The 100 Most-Credible Cases: What "Good Data" Actually Looks Like in UAP Research
When credibility is scored by sources, observer quality, and physical evidence, the top of the file is dominated by quiet trace cases, not the famous ones.
Of the 252,001 events in the master dataset, the 100 highest-credibility cases share one structural feature: every single one carries three or more independent sources. They are not, for the most part, the cases that show up in documentaries. They cluster in the 1950s and 1960s, they lean on physical traces and electromagnetic effects more than on dramatic visuals, and they are mostly unfamous. This is what the upper tail of evidence quality looks like once you stop ranking by notoriety and start ranking by what investigators actually documented.
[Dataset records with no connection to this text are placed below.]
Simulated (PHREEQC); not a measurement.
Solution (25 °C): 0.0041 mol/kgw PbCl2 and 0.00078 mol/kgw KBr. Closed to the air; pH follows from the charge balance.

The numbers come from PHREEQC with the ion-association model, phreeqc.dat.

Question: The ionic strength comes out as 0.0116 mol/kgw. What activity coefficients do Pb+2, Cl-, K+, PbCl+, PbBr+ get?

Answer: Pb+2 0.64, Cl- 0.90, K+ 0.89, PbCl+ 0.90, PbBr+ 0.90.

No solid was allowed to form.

How credibility was scored
The credibility index combines three signals mined from incident text: an evidence axis (photo, radar, trace, vehicle effect), multi-source corroboration (three or more independent references in the case file), and observer-quality flags (pilot, military, multi-witness, photo/video). Among the top 100, all 100 cleared the three-source threshold. Pilot flags appear on 13 cases, military on 6, multi-witness on 8, and photo on 9. The flags overlap, but the modest absolute numbers matter: even at the top of the credibility distribution, named observer-quality markers are the exception. What pushes most cases into the top 100 is not a pilot witness or a photograph but the combination of source density and physical-trace evidence.
That is a meaningful editorial choice. A radar-confirmed pilot encounter with a single news source can rank lower than a quiet rural ground-trace case that ten serious investigators wrote up over the following decade. The index rewards how the case was documented, not how loud it was.
When the best-documented cases happened
The decade distribution is lopsided. The 1950s contribute 37 of the top 100 and the 1960s contribute 35, together accounting for 72% of the file. The 1940s add 7, the 2000s add 9, the 1970s and 1990s contribute 4 each, and three earlier decades (1890s, 1910s, 1930s) supply 4 between them. The 1980s and 2010s contribute zero.
That is not a claim about when the phenomenon was most active. It is a claim about when the phenomenon was most carefully investigated and re-investigated. The mid-century cluster reflects the post-war investigative apparatus: civilian groups like NICAP and APRO, the Air Force's Blue Book program, French and Belgian researchers cataloguing the autumn 1954 wave, and decades of follow-up that layered source on source. PCF-020254 (1954-09-26, Chabeuil, France) carries 14 source references because the 1954 French wave was reworked by every serious European researcher for the next 40 years. The same compounding effect is what puts PCF-018831 (1954-06-21, Ridgeway, Ontario) at the top with 13 sources.
The near-absence of the 1980s, 2010s, and 2020s in the top 100 is a methodological warning. Modern cases have not yet had time to accumulate the kind of multi-decade reinvestigation that drives the credibility score upward. Anyone reading this file should assume the index is biased toward old, heavily-litigated incidents.
What the top cases actually contain
The single most striking pattern in the top 10 is how often the documented evidence is a vehicle or electrical effect, a ground trace, or a near-encounter at low altitude, rather than a long-distance light in the sky.
PCF-018831 (1954-06-21, Ridgeway, Ontario), the top-ranked case, is an ignition-interference event: a domed disc crosses a highway, the car's engine stalls. PCF-028160 (1957-08-22, Cecil NAS, Florida) is a pursuit case that ends the same way, with a stalled engine and a hovering object. PCF-029148 (1957-11-06, Danville, Illinois) involves two state police officers and a failed two-way radio. PCF-039991 (1965-01-12, Custer, Washington) documents a 10 to 12 foot ground circle alongside the visual observation. PCF-020254 (1954-09-26, Chabeuil, France) is also a trace case, classified under Catena 5 with physical marks at the site.
Five of the top 10 involve a documented physical or electromagnetic effect. That is the pattern. Trace and EM cases dominate the high-credibility tail because they generate something investigators can examine after the witness goes home: scorched soil, a circle of flattened vegetation, a vehicle that has to be restarted, a radio that has to be re-tuned.
The aerial cases in the top 10 share a different feature: trained observers. PCF-047478 (1967-01-13, Winslow, Arizona) involves a Lear jet crew and a National Airlines DC-8 captain, and carries both pilot and military flags. PCF-044897 (1966-05-21, Willow Grove NAS, Pennsylvania) is a daylight pilot encounter with a reported maneuver beneath the aircraft's wing. PCF-054106 (1967-10-25, Roosevelt, Utah) is a pilot observation followed by audible jet response. These are the cases where the witness's professional baseline does the same work that a ground trace does in the others.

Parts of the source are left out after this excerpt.